Portugal’s taxation policy on e-cigarettes has kept the market relatively small – and its full impact has not yet been felt by vapers or companies in the sector, according to research from ECigIntelligence.
In ECigIntelligence’s Portugal market and regulatory update for May 2015, our analysts explain that usage figures may not have even hit six digits and that the value of the market is accordingly limited.
Further, the full impact of the Portuguese tax has not been realised, with vaper spending patterns still in flux. “[The tax] will of course push individual annual spend upward but might also reduce vaper numbers,” the ECigIntelligence analysts said.
On 1st January 2015, a Portuguese tax of €0.60 ($0.70) per millilitre came into effect for nicotine-containing e-liquids. This has already led to a curtailment of growth, with numerous vape shops closing through the end of 2014 and beginning of 2015.
It is theorised that consumers may start to look for ways around the tax – for example, by buying nicotine-free e-liquid and adding nicotine sourced from other channels. Alternatively, small-scale importation might take off, as 30ml or less can be imported for personal use. This potentially could give a boost to Spanish vape stores.
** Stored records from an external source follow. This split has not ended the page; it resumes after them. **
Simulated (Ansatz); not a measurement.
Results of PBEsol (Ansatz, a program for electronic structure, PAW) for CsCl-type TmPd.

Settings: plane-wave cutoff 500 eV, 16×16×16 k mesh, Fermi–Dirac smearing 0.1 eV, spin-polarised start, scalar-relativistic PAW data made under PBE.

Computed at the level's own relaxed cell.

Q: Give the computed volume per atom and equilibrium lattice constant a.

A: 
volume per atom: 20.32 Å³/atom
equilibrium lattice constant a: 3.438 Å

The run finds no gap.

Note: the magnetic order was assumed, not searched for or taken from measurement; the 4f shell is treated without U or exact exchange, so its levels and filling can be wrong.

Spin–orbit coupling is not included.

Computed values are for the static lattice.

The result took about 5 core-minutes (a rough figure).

The full impact of the tax has not yet been realised as implementation has been slow due to logistical and IT problems. The situation has been further muddied by some companies keeping back money in anticipation of back taxes being imposed, while others bought in large amounts of stock before the tax came into effect on 1st January and are still selling that product.
What This Means: Portugal’s market remains underdeveloped and shows how regulation can have some unintended consequences. Perhaps ironically, one of the few beneficiaries may be Spanish vape stores receiving more orders from across the border, which will be welcome after their recent rough ride.